According to this configuration, due to various kinds of factors, when the relative position of the adjacent vehicle after the lane change is in back of the ego vehicle, and the adjacent vehicle is positioned on the adjacent lane in back of the ego vehicle and the speed of the adjacent vehicle is smaller than the speed of the ego vehicle, the adjacent vehicle can start the lane change in the present state. Accordingly, an unnecessary speed increase of the ego vehicle can be prevented.
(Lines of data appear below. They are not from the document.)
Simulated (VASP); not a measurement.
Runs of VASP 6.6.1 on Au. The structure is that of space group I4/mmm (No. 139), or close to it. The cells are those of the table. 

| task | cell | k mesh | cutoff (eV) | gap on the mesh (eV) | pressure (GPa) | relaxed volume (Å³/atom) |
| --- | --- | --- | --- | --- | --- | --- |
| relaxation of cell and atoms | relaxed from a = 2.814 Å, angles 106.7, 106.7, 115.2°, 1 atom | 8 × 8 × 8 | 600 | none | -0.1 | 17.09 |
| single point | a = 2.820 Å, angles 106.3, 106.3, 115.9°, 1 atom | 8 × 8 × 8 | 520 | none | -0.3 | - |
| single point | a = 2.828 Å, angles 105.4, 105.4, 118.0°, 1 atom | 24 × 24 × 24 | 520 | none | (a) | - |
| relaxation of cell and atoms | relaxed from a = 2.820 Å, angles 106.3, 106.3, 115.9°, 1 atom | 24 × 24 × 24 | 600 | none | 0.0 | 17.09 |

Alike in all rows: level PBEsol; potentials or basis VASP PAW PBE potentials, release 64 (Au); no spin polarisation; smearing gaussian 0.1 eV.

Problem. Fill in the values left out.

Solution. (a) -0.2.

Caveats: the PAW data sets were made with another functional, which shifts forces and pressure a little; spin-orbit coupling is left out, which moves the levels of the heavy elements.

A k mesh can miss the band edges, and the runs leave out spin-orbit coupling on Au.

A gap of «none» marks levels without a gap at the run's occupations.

In a case of increasing the speed of the ego vehicle, the vehicle control unit 53 changes a speed increase amount ΔVin of the ego vehicle, based on at least one of the relative position and the relative speed with respect to the ego vehicle of the adjacent vehicle whose relative position after the lane change was estimated to be in back of the ego vehicle. Herein, for example, the relative position and the relative speed are calculated similarly to the relative distance ΔX and the relative speed ΔV which are described below using the equation (1).

According to this configuration, according to at least one of the relative position and the relative speed of the adjacent vehicle, the speed increase amount ΔVin of the ego vehicle which is desired for a smooth lane change is changed. Therefore, the speed increase amount ΔVin for the smooth lane change can be optimized.

The acceleration of the ego vehicle is enlarged as the speed increase amount ΔVin becomes large. Even when the speed increase amount ΔVin becomes large, the speed can be increased to the speed increase amount ΔVin in a short time.

For example, when the relative position of the adjacent vehicle after the lane change is in back of the ego vehicle and the adjacent vehicle is positioned on the adjacent lane in front or on side of the ego vehicle, the vehicle control unit 53 increases the speed increase amount ΔVin, as the relative position of the adjacent vehicle with respect to the ego vehicle is moving away from the ego vehicle in the front direction, as shown in FIG. 13; and increases the speed increase amount ΔVin, as the relative speed of the adjacent vehicle with respect to the ego vehicle increases, as shown in FIG. 14.

According to this configuration, by increasing the speed increase amount ΔVin as the relative position of the adjacent vehicle is moving away from the ego vehicle in the front direction, the adjacent vehicle can be moved in back of the ego vehicle, and can carry out the lane change, in an early stage. By increasing the speed increase amount ΔVin as the relative speed of the adjacent vehicle increases, the adjacent vehicle can be moved in back of the ego vehicle and can carry out the lane change, in an early stage.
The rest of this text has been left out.